When you think of Mexican cuisine, what’s the first thing that comes to mind? Is it tacos? Or perhaps tortilla chips and guac? While those might be the classics we’ve adopted in Canada today, they are not a complete reflection of Mexico’s complex food culture. From the over 21,000 different types of native corn species to the ancient Aztec recipes of mole, Mexican food remains an impactful cooking style that transcends the common stereotypes. Mexican food is spicy, romantic, rigorous and fruitful. From coast to coast, Mexican food encompasses a wide variety of ingredients and flavour profiles.
We recently sat down with Michelin star Chef Steven Molnar of Quetzal [KET-‘SÄL] shortly after he received a Michelin star. We dug deep into Oaxaca’s food culture, discovered the inner workings of Quetzal and reminisced on the important of familia in the kitchen. Gather round the fire fellow foodies, we have a story to tell.
Bringing tradition to the table
Like most young chefs, Steven began his culinary journey with a love of French cooking. After a brief time working at a French restaurant in Whitby, Ontario, studying in Lyon, France and living in Montreal for six years, Chef Steven made his way to Toronto with his sights set on growing his career. Chef Steven recalls his experience working at Bar Raval as “immersive,” where his love for tapas and family-style dishes came to life. From there he went to work at Bar Isabel, and soon after became the Head Chef at Quetzal. “Everything is meant to be shared at Quetzal,” says Steven. “It’s how people appreciate and enjoy food around the world.”
Chef Steven’s first time in Oaxaca, Mexico was in 2019. During his time, Chef Steven was able to experience a wide variety of traditional Oaxacan foods. “Everything from the corn to the mole was just incredible,” Steven mentions. “We do our best to source as much as we can from Mexico, like our dried corn and chilis.” While Chef Steven does source a lot of specialty ingredients from Mexico, he also recognizes the importance and value of working with local Canadian farmers. “Part of what makes this food so special is how we’re able to combine locally sourced goods and integrate them into our traditional Oaxacan recipes,” he says. Part of what puts Quetzal in a league of their own, is their ability to create immersive dishes while maintaining approachability for anyone new to the cooking style.
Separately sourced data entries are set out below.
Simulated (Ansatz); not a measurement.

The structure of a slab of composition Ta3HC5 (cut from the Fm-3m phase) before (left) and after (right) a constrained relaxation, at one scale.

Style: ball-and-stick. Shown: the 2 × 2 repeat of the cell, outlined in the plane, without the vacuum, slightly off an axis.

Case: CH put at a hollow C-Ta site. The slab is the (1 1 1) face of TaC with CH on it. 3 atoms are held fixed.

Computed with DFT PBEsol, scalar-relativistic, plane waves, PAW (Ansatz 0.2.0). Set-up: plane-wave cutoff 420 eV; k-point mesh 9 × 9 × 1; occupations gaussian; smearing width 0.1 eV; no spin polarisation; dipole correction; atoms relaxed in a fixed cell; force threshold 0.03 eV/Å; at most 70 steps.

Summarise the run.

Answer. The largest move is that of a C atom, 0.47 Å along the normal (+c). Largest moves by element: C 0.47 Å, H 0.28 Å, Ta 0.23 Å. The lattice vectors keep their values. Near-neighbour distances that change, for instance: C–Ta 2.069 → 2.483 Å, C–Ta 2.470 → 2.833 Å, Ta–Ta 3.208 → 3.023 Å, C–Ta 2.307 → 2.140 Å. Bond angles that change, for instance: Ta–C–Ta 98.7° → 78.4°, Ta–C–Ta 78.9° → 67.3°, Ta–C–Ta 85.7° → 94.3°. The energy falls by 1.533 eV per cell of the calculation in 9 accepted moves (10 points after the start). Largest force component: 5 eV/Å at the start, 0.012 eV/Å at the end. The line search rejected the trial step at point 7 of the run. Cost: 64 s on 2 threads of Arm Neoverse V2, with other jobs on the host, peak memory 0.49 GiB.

Fiery flavours come to life
One of the most notable features of Quetzal has to be the wood burning fire by the chef’s table. “Cooking with fire is inherently romantic,” says Steven. “Understanding the flames and how they impact the food is a relationship we try to foster here at Quetzal.” Honouring the culture is key at Quetzal. Chef Steven wants guests to be taken back in time to experience what food was like before modern technology. You could say his passion was forged in fire.
During a revisit to Quetzal, we took the opportunity to try their signature tasting menu. We sat at the chef’s table so we had a bird’s eye view of everything going on the line. Everything was immaculate. From fresh to fiery hot, each craving we had was satiated with every course. A standout dish was the roasted bone marrow with Argentinian shrimp, tortillas and the most delicious wild flower honey and garlic confit glaze. It’s no surprise that nearly every tasting menu includes this expertly crafted dish.
Family is everything at Quetzal
While Chef Steven is the leader of the ship, he gives a lot of his thanks and gratitude to his Quetzal family. “We’re a team that really cares about each other,” Steven mentions. “When we received the Michelin star, the whole team (new and old) were live streaming from the restaurant, everyone was there with love and support.” Steven recalls the experience of getting the call from Michelin as a “lifetime achievement” — a special moment him and his team will never forget. Quetzal joins a intimate group of other prestigious Canadian restaurants like St. Lawrence in Vancouver and Toronto’s famous Alo restaurant by Patrick Kriss.
To represent our city is an honour, and to do it within a Mexican restaurant is a dream.
With very few Mexican restaurants recognized globally, Chef Steven feels the immense responsibility of maintaining the authenticity of Quetzal. Steven hopes people are willing to explore the depths of Mexican food and culture. “Mexican chefs and restaurants need more recognition,” Steven says. “It’s so much more than just cheap eats.” Often it’s the French and contemporary restaurants that get the most notoriety — for better or worse. However, with all the success of Chef Steven’s restaurant, it’s clear that the renaissance of Mexican cuisine is just heating up, and it’s all starting here at Toronto’s Quetzal.